Stack Overflow is one of the largest public knowledge bases for developers, and every question listing page carries structured signals worth collecting: the question title, the tags it was filed under, its vote count, how many answers it has, how many people viewed it, and a link to the full thread. Aggregated across a tag, that data tells you which topics are heating up, which problems go unanswered, and how a technology's questions trend over time.
This guide shows you how to scrape Stack Overflow questions with JavaScript and Node.js using cheerio. You build a small, runnable scraper that fetches a public question listing page through the Crawling API, parses one record per question, handles pagination across a tag, and exports the results to JSON and CSV. The whole walkthrough stays scoped to public listing data, and the legality section near the end is not boilerplate, so read it before you point this at any real volume.
What you will build
A Node.js script that takes a public Stack Overflow tag URL, retrieves the page HTML through the Crawling API, and extracts a structured record for each question in the listing. We use the javascript tag as the running example and pull these fields per question:
- Title the question text, for example "How do I return the response from an asynchronous call?".
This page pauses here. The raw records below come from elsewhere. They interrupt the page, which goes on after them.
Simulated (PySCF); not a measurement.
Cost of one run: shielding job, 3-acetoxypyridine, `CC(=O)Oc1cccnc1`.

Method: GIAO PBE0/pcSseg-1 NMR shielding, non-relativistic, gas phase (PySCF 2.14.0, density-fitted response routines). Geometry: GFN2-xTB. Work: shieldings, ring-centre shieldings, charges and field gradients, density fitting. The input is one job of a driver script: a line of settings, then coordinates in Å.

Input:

- Tags the list of tags the question was filed under, like "javascript, async-await, promise".
- Votes the net vote count shown on the summary card.
- Answers the number of answers, with "0 answers" when none exist yet.
- Views the view count as displayed on the card.
- Link the absolute URL to the individual question page.
Why a plain request can fall short on Stack Overflow
Stack Overflow serves a fair amount of the listing markup server-side, so a bare HTTP request gets you further here than on a heavily client-rendered site. The problem is consistency at volume. Stack Overflow watches for automated traffic, and a datacenter IP making rapid, repetitive requests gets rate-limited or served a challenge page instead of question markup. When that happens your parser sees an unexpected layout and the run quietly degrades.
So a reliable Stack Overflow scraper needs an IP the site reads as a real visitor and, on pages that lean on scripts, a browser that renders before you parse. You can assemble that yourself with a pool of rotating residential proxies and a headless browser, but keeping that stack healthy is most of the work. The Crawling API folds both into a single call: you send it the URL, it fetches behind a trusted IP (and renders the page when you pass the JavaScript token), and it returns finished HTML for you to parse.
Crawlbase offers two token types. The normal token fetches static HTML and is enough for the server-rendered Stack Overflow listing used here. The JavaScript (JS) token renders the page in a real browser first, which you reach for when a target loads its content client-side. Start with the normal token for these listing pages; switch to the JS token if a page you target comes back missing fields.
Prerequisites
You need a few things in place before writing any code. None of them take long.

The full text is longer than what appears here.